Word of the Day – “Steuer”

steuer-steuern-meaning-germHello everyone,

and welcome to our German Word of the Day. This time we’ll have a look at the meaning of a word for something that many people are behind and against…. AT THE SAME TIME!!!
Ohhhhhh… so mysterious :).
“Well, actually…  I can just stand behind a tree and lean against it. No big deal.”
Shut up, inner critic. You’re ruining my intro.
“Just sayin’. It’s not all that myste…”
Well, how about this then: the word we’ll look at today has two totally different meanings and you have to pay one for the other. Is that mysterious enough for you?
“Hmmm.. yeah, that’s better. Although… “
Gee, whatever. Today, we’ll look at

Steuer

Let’s start.

There’s das Steuer and die Steuer and For the first Steuer, we have direct English relatives.

  • Ich kann mir nicht merken, welche Seite Steuerbord und welche Backboard ist.
  • I can’t get into my head what side is starboard and which is port-side.

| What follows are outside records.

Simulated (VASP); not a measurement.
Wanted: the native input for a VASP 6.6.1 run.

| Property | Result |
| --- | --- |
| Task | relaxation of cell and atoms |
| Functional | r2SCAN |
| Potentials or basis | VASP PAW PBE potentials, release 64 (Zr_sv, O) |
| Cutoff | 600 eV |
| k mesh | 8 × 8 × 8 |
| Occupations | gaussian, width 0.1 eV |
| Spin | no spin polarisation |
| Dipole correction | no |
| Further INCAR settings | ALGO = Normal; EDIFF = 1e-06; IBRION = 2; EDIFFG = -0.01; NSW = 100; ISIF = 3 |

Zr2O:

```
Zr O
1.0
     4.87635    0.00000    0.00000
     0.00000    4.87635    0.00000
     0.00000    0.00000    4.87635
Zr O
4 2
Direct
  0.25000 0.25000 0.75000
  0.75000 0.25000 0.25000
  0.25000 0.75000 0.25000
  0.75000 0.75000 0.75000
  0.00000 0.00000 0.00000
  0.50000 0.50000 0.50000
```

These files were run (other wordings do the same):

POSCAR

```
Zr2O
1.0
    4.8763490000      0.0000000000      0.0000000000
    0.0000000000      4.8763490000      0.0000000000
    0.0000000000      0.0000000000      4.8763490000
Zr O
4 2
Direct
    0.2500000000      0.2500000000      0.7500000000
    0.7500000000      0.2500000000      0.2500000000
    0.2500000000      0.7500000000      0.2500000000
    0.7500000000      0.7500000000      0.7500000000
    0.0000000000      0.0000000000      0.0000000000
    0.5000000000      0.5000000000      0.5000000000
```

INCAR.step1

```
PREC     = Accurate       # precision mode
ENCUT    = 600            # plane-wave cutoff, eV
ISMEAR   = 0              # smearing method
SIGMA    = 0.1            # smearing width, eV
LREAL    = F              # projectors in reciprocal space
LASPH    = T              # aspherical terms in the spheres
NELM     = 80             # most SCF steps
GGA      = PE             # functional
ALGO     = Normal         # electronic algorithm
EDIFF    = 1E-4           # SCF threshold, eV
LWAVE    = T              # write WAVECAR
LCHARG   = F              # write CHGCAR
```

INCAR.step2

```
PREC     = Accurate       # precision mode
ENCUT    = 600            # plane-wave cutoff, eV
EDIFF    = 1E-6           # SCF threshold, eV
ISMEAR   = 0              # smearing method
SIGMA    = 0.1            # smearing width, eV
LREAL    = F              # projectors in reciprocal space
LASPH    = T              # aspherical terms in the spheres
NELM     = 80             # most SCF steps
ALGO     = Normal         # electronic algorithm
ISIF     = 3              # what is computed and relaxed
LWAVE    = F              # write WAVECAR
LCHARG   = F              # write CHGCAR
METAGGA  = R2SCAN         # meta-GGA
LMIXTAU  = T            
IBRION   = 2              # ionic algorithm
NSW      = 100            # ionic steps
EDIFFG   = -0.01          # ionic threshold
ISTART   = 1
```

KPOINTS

You probably guessed it. Starboard has nothing to do with the stars. It comes from the verb to steer, which is about the idea of giving direction, and that’s also the core of das Steuer. It is the device to “steer” with.

  • Scandal – mayor drunk behind the (steering) wheel again.
  • Skandal – Bürgermeister schon wieder betrunken hinterm Steuer.
  • Telefonieren am Steuer ist verboten, und kann teuer werden.
  • It’s forbidden to talk on the phone while driving, and can be costly.
  • Der neue Manager muss das Steuer herumreißen. (idiom)
  • The new manager has to do a full turnaround (in little time).

I guess we should mention that it’s not the right word for bikes. That would be der Lenker. And the verb lenken is the right word for turning the steering wheel in your car.

  • Ich lenke nach links.
  • I steer to the left.
    (I’ll add a link to the post on “lenken” below)

But there’s also the verb steuern. It’s much more common in daily speech than it’s brother to steer and it’s used in a rather broad sense of guiding, controlling and even just going in a direction.

  • Die Software steuert die Futterabgabe und das Melken der Kühe.
  • The software controls the feeding and milking of the cows.
  • Die Stadt steuert auf die Insolvenz zu. (infinitive is “auf etwas zusteuern”)
  • The town is moving toward insolvency.
  • Wohin steuert Europa?
  • Where is Europe headed?
  • Mit der App kann man ein Modelflugzeug via Handy fernsteuern.
  • With the app you can remote control a model plane using your cell phone.
  • Die Aufnahme ist übersteuert.
  • The recording is clipping.
    (literally, the volume control has been opened up too much)

Cool.
So this was das Steuer.  And the other one? What does die Steuer mean? Well, it means … tax.
Das Steuer is a device for steering, die Steuer is a tax.  Hmmm… sounds like a random pairing, but think of the ever rising tax on tobacco. That’s the government trying to get the people to stop smoking.  Taxes as a means of soft-“steering” the people. That makes a lot of sense. But then again…was that really what monarchs had in mind? Like… were health concerns the reason why the king of France came up with the much hated tax on salt?

Proclaim to the realm: henceforth a tax shall be paid on salt,
for I am concerned about my subjects’ blood pressure. 

Hardly. He just thought it was a clever way to get cash. So as compelling as the connection of tax and steering is, it’s not how the words connect.
So how do they connect? Is there even a connection?
Yes, there is. Steuer is actually one of the many many offspring of the super ancient Indo-European roots *sta-. That’s where to stand and stehen come from and die Steuer was simply once a general word for something that was standing and that helps you stand, and it could be a pole, a pillar or more figurative support. Like … a tax. Money helping the ruler “stand”.
And what about das Steuer and steering? How does the idea of giving direction tie in? Well… here’s a picture.
Poling a raft or a boat. Using a large pole to move it and direct it. So essentially it went from standing, to pole, to pole used for steering a boat to steering. Quite a crazy evolution, right? Go ahead, put it on the list of stories to tell your crush on the first date. You’ll be steering right for third base.
Big promise.

Speaking of broken promises… let’s look how to say tax cuts and the other common tax words in German.

  • Alle Kandidaten versprechen, die Steuern zu senken.
  • All candidates promise to lower the taxes/tax cuts.
  • Ich muss meine Steuererklärung machen.
  • I have to do my tax return.
  • Die Mehrwertsteuer beträgt in Deutschland für die meisten Waren 19%, aber es gibt Ausnahmen.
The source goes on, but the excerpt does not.